Opinion » Editorial

Sizing Up the Scandal



Well, yes, using the Internal Revenue Service for partisan political purposes is indeed a bad thing — one well worth exposing, amending, and, if need be, prosecuting. But let's be perfectly clear about something — it isn't Nixonism, despite all the parallels that congressional Republicans and their activists and allies in the punditocracy try to draw.

One difference is a matter of degree. So far as we know, there's been no burglary here and no plots to blow up the facilities of this or that imagined adversary group, no band of "plumbers" organized as a stealth force, no presidentially condoned "dirty tricks" corps, and, most importantly, no evidence of direct presidential authorization for any of this. In short, no Nixon.

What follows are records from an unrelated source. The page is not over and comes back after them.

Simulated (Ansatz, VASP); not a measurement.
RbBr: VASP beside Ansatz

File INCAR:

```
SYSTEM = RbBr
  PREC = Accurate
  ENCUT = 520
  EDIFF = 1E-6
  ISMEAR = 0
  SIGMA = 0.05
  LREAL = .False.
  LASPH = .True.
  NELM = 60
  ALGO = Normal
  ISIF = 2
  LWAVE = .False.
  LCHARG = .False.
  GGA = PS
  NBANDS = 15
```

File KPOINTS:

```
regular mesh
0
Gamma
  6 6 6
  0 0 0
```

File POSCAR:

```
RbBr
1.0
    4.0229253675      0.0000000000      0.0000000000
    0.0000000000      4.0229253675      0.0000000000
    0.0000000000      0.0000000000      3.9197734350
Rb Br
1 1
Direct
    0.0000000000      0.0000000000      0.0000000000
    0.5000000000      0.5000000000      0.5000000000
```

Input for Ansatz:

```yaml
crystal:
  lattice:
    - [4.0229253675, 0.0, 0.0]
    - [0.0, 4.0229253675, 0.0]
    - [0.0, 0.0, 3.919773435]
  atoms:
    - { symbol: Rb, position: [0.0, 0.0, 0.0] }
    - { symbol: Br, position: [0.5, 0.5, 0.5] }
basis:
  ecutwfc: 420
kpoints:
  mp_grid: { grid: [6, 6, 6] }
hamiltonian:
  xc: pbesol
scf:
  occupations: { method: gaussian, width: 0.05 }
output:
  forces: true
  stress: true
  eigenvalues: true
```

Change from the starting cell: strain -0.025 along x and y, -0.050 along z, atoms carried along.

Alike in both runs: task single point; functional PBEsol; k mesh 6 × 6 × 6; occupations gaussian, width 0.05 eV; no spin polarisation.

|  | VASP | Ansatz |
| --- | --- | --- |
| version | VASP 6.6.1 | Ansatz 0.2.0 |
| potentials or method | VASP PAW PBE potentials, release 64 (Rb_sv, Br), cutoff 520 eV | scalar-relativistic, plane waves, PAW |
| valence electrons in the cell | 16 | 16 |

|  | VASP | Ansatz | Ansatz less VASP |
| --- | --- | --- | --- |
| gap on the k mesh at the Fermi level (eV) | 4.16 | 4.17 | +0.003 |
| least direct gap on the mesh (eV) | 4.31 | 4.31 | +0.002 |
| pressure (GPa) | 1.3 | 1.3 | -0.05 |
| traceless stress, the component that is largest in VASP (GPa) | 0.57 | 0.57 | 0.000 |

That said, the targeting of real or imagined opposition groups for special treatment is something that shouldn't have happened and — it goes without saying but still needs to be said — shouldn't be allowed in the future. Of all federal agencies, the IRS is the one that has the least business of any taxpayer-funded organization to be making political distinctions between one group of taxpayers and another. It's bad enough that the agency has (understandably but still, for most of us, uncomfortably) de facto and de jure powers of investigation into our private finances. The IRS as overseer of our attitudes as well is intolerable.

And that said, we question the very rationale behind the 501(c)(4) category, the umbrella under which the apparently persecuted groups sought shelter from taxation as nonprofits and which, as we see it, gives too much leeway to many special-interest groups, left and right, who masquerade as "civic leagues, social welfare organizations, and local associations of employees." Those are the categories entitled to be tax-exempt under the congressionally approved IRS code.

But let's look at some of the hairs split regarding the code 501(c)(4) organizations: They may participate in politics "as long as these activities do not become their primary purpose." Come now. Which of the Tea Party organizations now affecting to be preyed-upon innocents can righteously and legitimately claim to be something other than primarily political?

Such groups can endorse candidates but are expected to pay taxes on any campaign spending as such. And — to continue in that anomalous vein — 501(c)(4) organizations may take part in political activity provided that activity is "not the primary activity of the organization."

Talk about fine distinctions! Confusion of this sort is ready-made, especially in the wake of the noxious Citizens United decision by the Supreme Court, to be bulldozed by the Karl Roves of the world. We — all of us, including the political activists who form these organizations — would be better off not depending on the government for a handout.

We're not saying — yet — that the 501(c)(4) category of nonprofits should be abolished. Some of the same arguments can be made for these organizations as are made for publicly financed election campaigns. But let's not let sanctimony over the recent uncovered abuses by the government obscure awareness of the equally flagrant deceits practiced by some of the alleged target groups. Here and there is sure to be a tyrannosaurus wearing sheep's clothing.